Andy May (History) launched the website for his Shillong Digital Archives Directory (Sdad) project. The Sdad initiative is an ongoing collaboration scholars and practitioners in Meghalaya and elsewhere to share research data and build a repository of archives, stories and images exploring the history and heritage of the Khasi Hills.

Kate McGregor (History) discussed her new book, Systemic Silencing: Activism, Memory and Sexual Violence in Indonesia, on the Talking Indonesia podcast.

 

Kate McGregor also published an article, ‘Icons of the “Comfort Women” Movement: Considering the Plight of Indonesian Survivor Activists’, on the Australian Women’s History Network blog. The article explores how Indonesian women engaged in activism after coming forward with their experiences of sexual violence during World War Two.

Peter McPhee (Professorial Fellow) commented on the controversies around historical inaccuracies in Ridley Scott’s Napoleon, for the Conversation.

Andonis Piperoglou published an article in the Greek newspaper BHMagazino on ‘Empowering Greek Diaspora Studies via Global Academic Partnerships’; the article is available (in Greek) via Yiorgos Anagnostou’s blog Immigrations–Ethnicities–Racial Situations: Writings about Difference and Contact Zones.
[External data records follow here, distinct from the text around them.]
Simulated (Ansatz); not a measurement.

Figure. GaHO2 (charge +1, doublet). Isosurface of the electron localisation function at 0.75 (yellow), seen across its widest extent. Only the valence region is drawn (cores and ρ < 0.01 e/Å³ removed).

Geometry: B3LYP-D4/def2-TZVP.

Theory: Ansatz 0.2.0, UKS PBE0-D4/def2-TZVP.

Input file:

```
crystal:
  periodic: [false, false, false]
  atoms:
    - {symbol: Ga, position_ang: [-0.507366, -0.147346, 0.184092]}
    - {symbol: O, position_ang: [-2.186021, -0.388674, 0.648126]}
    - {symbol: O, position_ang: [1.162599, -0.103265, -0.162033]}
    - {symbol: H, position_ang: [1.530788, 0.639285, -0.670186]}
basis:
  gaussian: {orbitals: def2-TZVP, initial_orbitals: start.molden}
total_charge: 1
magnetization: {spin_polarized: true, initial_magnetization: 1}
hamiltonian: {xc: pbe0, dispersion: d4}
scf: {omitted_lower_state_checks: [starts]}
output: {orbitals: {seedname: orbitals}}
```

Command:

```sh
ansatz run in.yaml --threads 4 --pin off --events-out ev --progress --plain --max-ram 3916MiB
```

Incoming inaugural Mykola Zerov Fellow in Ukrainian Studies, historian Iryna Skubii, was featured on the Faculty of Arts website. Dr Skubii will arrive in Melbourne in May 2024.

Academic Publications

Michael Arnold (HPS), with Fraser Allison, Bjørn Nansen, Martin Gibbs, Samuel Holleran and Tamara Kohn, ‘Reimagining Memorial Spaces through Digital Technology: A Typology of CemTech’, Death Studies

Digital technologies are creating new ways for visitors to engage with cemeteries. This article presents research into the development of digital cemetery technologies, or cemtech, to understand how they are reimagining memorial spaces. Through a systematic review of examples of cemtech in online records, academic literature, patents, and trade publications, we developed a typology of cemtech according to four characteristics: application type, technical components, target users, and development status. Analysis of the application types resulted in five higher-level themes of functionality or operation-Wayfinding, Narrativizing, Presencing, Emplacing, and Repurposing-which we discuss. This typology and thematic analysis help to identify and understand the development of cemetery technology design trajectories and how they reimagine possibilities for cemetery use and experience.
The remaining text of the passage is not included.